Of Wheat and Weeds

An adult faith knows it must serenely accept the inevitable mingling of good and evil, wheat and weeds, wisdom and folly in our ecclesial realities, because it knows clearly that the roots of both reach into each of us. The boundary between wisdom and folly is porous in our own hearts, and light and darkness coexist there. Maturity consists not in the illusion of having access to pure and uncontaminated wisdom to offer, but in reconciliation with the ineliminable presence of contradiction and evil in us and with the ever-present risk of folly.
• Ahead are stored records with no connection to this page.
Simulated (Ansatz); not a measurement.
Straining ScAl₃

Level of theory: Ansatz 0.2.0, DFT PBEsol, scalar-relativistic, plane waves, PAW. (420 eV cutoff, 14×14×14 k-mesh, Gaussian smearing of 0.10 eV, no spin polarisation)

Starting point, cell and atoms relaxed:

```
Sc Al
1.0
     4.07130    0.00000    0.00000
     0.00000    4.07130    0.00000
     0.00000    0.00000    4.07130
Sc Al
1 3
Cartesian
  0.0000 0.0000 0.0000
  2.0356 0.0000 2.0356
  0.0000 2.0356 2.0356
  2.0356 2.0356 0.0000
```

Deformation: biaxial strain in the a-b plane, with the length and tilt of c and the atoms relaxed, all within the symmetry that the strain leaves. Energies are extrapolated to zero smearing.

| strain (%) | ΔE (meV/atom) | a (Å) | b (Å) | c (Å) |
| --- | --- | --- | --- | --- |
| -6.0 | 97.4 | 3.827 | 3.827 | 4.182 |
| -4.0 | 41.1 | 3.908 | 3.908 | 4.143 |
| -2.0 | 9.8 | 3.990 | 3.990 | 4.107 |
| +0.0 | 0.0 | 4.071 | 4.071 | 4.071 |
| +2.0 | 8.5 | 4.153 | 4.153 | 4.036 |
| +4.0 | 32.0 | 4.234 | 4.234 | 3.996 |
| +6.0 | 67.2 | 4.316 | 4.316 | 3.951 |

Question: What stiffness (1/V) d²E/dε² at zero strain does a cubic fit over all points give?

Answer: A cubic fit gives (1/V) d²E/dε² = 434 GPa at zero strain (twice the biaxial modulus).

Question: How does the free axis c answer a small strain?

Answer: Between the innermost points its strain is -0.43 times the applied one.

The understanding that comes from humility ultimately consists precisely in this. In all our ecclesial activities, the coexistence of wisdom and folly, the frightening possibility of intending to dispense the former and instead offering the latter, are consequences of God’s patience. There is no way forward other than to accept this risk; we must accept it, because God accepts it—and God accepts it because without it, none of us would be saved. The only perfection, the only justice, the only wisdom to which we have access in this age is the Father’s mercy and a discernment that must be taken up day after day, tirelessly, until our last breath.

Luigi Gioia, Saint Benedict’s Wisdom: Monastic Spirituality and the Life of the Church, tr. Barry Hudock (Collegeville, MN: The Liturgical Press, 2020), pp. 27-8.